MOGADISHU - Fighting in Somalia's capital Mogadishu killed at least 12 people and wounded 17 others after Islamist insurgents attacked government forces and African Union (AU) peacekeepers, witnesses said on Wednesday.
The rebels launched overnight raids on bases around the city's strategic K4 junction, triggering gun battles and barrages of mortar shells that made residents cower indoors.
President Sheikh Sharif Sheikh Ahmed's fragile U.N.-backed administration is facing a concerted campaign by insurgents who hit the AU's main military base in Mogadishu with twin suicide car bombs last Thursday, killing 17 peacekeepers.

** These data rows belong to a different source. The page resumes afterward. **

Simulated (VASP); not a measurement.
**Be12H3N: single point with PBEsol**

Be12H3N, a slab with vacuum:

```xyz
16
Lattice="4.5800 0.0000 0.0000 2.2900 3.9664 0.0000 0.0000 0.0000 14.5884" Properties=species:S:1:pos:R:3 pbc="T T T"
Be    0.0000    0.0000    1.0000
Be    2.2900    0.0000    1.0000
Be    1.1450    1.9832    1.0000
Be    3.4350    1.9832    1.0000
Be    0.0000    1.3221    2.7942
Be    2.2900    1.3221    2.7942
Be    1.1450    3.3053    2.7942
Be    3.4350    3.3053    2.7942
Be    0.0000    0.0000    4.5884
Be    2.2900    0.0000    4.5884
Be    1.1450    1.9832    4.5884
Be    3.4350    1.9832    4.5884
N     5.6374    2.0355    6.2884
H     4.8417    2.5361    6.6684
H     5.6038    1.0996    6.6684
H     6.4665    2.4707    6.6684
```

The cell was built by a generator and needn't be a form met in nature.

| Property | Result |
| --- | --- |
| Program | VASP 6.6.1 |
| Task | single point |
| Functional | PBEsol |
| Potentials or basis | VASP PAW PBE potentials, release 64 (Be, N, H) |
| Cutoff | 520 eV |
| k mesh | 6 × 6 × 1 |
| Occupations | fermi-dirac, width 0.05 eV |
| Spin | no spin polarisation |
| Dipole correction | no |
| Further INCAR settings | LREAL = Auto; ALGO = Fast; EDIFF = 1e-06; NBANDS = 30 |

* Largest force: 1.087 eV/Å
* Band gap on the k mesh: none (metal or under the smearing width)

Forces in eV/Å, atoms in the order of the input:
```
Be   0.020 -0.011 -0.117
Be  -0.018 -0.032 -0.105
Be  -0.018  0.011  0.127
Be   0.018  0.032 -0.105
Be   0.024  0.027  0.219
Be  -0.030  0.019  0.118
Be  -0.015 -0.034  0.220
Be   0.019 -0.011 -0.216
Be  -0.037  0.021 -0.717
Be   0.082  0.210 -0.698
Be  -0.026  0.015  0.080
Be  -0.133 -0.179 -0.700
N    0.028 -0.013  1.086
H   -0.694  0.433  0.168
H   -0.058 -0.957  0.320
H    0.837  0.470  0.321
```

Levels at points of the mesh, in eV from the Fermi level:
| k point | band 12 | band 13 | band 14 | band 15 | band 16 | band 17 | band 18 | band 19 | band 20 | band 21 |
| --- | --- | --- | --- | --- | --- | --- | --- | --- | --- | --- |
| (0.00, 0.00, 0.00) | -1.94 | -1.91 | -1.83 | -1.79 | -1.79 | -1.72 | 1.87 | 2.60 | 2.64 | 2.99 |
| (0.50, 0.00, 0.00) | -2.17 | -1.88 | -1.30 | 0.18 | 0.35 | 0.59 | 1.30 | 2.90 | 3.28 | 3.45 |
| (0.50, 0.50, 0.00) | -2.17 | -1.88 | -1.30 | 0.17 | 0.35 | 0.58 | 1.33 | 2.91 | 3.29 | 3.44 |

With its credibility increasingly in doubt, the government said it was planning a fresh offensive against the rebels -- but the guerrillas appeared to have attacked first. Witnesses said AU troops later fired shells at the capital's sprawling Bakara Market, which has long been an insurgent stronghold.
I saw three dead bodies in the street by Bakara, one resident, Abdifarah Hassan, told Reuters. Another died later.
Ambulance service coordinator Ali Musa said at least eight other corpses had been collected since the start of the clashes, and that at least 17 civilians were also wounded.
Western security agencies say the failed Horn of Africa state -- which has been torn by civil war for the last 18 years -- has become a haven for militants including foreign jihadists, who are using it to plot attacks in the region and beyond.
Fighting has killed more than 18,000 Somalis since the start of 2007 and driven another 1.5 million from their homes.
REBELS LOOT WORKSHOPS
The al Shabaab rebel group, which Washington says is al Qaeda's proxy in Somalia, said last week's attack on the AU mission AMISOM was in revenge for the U.S. killing of a senior al Qaeda suspect days earlier in rebel-held southern Somalia.
On Wednesday, a senior government official accused al Shabaab fighters of plundering an industrial training centre in the north of the capital after forcing its staff to flee.
They have looted all the equipment from the workshops, and the generators, said the state minister for defence, Sheikh Yusuf Mohamed Siad, a former warlord also known as Inda'ade.
A staff member at the institute, which was set up in part with German funding, confirmed the minister's account and told Reuters he and his colleagues had run away at gunpoint.
Inda'ade also issued a warning about the breakaway northwestern enclave of Somaliland, where the opposition is increasingly angry at repeated election delays.
Many of al Shabaab's leaders and young recruits come from the area, and Inda'ade said the group was stirring up trouble.
Our brothers in northwestern Somalia should look at what is going on in the south as an inevitable disaster for their part of the country, the minister told reporters.
We are fully aware that (al Shabaab) are preparing to turn these peaceful provinces into a hell worse than the south. They want to exploit the election crisis and are inflaming debates.